Name : Yamai Devi , Aundh Maharashtra
The Yamai Devi Temple is situated in a hill complex in the town of Aundh, Satara district, Maharashtra, India. It is situated 44kms from Satara Bus station.
The legend has it that the goddess Yamai got the name after Goddess Mahalaxmi of Kolhapur and Shri Rama, an incarnation of Lord Vishnu addressed her as 'Ye Mai' in Marathi which literally translated into 'Come Mother' when said in English. Therefore, the goddess of Aundh became famous as Yamai Devi.
The Yamai Devi idol is made of black stone and is in a cross-legged seating position almost 2 meters high. It is the Devi Mahishasur Mardini Yamai goddess idol.
Interestingly, the Yamai Devi temple (aka. Sakhargadnivasini temple) happens to be the family shrine (Kula daiwat (or) Kula deivam ) of several Marathi families, also known as Kula-Daiwat in the local language. There are several idols of Hindi gods and Goddesses at the top of the temple. The town and the temple has been associated with the Pant family for many centuries. The present head of this former ruling family, Gayatreedevi Pantpratinidhi, has installed a 7 kilograms (15 lb) solid gold kalash or crown on the pinnacle of the Yamai temple on the hill.
You can reach the top of the hill either by using steps which start at the bottom of the hill or by car using a rather perilous road.

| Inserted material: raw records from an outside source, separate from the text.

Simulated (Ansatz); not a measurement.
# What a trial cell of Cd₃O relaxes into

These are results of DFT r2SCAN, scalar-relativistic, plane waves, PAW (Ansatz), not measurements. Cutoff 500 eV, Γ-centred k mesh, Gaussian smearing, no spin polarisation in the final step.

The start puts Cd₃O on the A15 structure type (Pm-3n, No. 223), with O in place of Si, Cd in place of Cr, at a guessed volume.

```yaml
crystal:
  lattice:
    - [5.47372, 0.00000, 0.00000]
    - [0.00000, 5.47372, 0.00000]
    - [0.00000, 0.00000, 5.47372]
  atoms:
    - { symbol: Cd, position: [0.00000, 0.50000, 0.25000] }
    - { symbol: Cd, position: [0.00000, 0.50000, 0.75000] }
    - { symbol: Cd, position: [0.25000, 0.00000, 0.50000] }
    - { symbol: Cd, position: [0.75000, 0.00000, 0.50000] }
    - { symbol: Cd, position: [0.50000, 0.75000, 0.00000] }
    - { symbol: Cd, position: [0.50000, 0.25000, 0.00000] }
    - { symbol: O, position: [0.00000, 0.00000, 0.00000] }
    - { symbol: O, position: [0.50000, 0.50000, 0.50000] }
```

The temple complex also houses the Shri Bhavani Museum established from the private collection of the Maharajas of Aundh. The museum holds paintings by noted 19th and 20th century Indian artists such as M. V. Dhurandhar, Baburao Painter, Madhav Satwalekar and Raja Ravi Varma as well as the famous Mother and Child stone structure by the British artist Henry Moore.
No restaurant or hotel near temples so carry your own food
There is one more temple of Devi Yamai located in the town; apart from the one on the hill.
The annual Yatra to the Yamai Devi Temple attracts thousands of devotees. Yamai Devi Yatra is annually observed on Paush Purnima or full moon day in Paush month as per traditional Hindu lunar calendar followed in Maharashtra. This festival attracts large numbers of devotees.